Achieving Insights and Savings with Cost Data

The path to cloud efficiency begins with a cost data foundation

Anna Matlin
The Airbnb Tech Blog

--

by Anna Matlin and Tamar Eterman

Introduction

Business profitability and sustainability are powerful reasons to invest in infrastructure efficiency, but it is easy to feel lost about how to actually reduce costs. A foundation of robust and actionable data is essential for a successful efficiency program. At Airbnb, building this foundation made it possible to prioritize savings opportunities and ushered in a wave of cost reductions, summarized in a previous post.

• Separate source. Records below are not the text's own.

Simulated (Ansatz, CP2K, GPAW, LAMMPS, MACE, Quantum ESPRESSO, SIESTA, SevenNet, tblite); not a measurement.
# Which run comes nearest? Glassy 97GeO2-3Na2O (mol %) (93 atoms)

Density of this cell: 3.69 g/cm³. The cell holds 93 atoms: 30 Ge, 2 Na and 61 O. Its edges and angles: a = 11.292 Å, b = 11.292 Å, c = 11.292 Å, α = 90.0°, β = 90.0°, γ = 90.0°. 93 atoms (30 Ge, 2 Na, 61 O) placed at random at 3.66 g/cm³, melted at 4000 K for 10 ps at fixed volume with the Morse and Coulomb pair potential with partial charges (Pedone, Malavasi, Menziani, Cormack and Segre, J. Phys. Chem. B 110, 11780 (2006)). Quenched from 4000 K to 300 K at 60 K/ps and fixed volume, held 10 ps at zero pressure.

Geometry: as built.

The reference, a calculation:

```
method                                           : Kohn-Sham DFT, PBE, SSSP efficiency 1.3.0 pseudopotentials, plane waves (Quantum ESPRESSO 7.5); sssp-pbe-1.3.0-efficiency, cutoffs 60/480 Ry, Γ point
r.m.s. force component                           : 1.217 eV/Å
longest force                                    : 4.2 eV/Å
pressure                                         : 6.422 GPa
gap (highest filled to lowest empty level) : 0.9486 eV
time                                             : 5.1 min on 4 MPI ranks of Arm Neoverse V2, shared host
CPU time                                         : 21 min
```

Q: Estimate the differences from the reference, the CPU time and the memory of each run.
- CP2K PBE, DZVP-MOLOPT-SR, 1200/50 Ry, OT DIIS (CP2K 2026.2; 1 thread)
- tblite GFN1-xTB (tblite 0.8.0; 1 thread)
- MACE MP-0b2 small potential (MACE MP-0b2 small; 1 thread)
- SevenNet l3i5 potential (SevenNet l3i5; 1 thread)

More importantly, cost data has become a lever for long-term control. The team can react quickly before a spike wreaks havoc on the monthly bill and plan ahead when a big new project could become expensive. At the company scale, visibility into cost and usage has sparked a cultural shift. When savings can be measured, they can be recognized, and cost efficiency projects become exciting opportunities. As of early 2021, the most viewed dashboard at Airbnb is a dashboard of AWS costs.

We hope that sharing our approach will enable more companies to achieve AWS cost savings. Though Airbnb’s cost data foundation is built with one cloud provider in mind, our learnings from building a pipeline, defining metrics, and designing visualizations apply regardless of the cloud provider.

Architecting the Foundation

In the early days of Airbnb’s cost efficiency efforts, the team relied on the Cost Explorer dashboard in the AWS console. Cost Explorer represented a significant improvement over the monthly invoice because it was possible to see data before the end of the month, but it did not provide detailed insights because it was not connected to Airbnb’s data tools. Most teams at Airbnb rely on the data warehouse (i.e., Apache Airflow, Apache Hive, Apache Spark) and extensive analytics infrastructure (i.e., Minerva, Apache Druid, DataPortal, Apache Superset, SLA monitoring) to make data-informed decisions. To take full advantage of the available resources, our team built a pipeline on top of the AWS Cost & Usage Report (CUR), a rich source of raw data.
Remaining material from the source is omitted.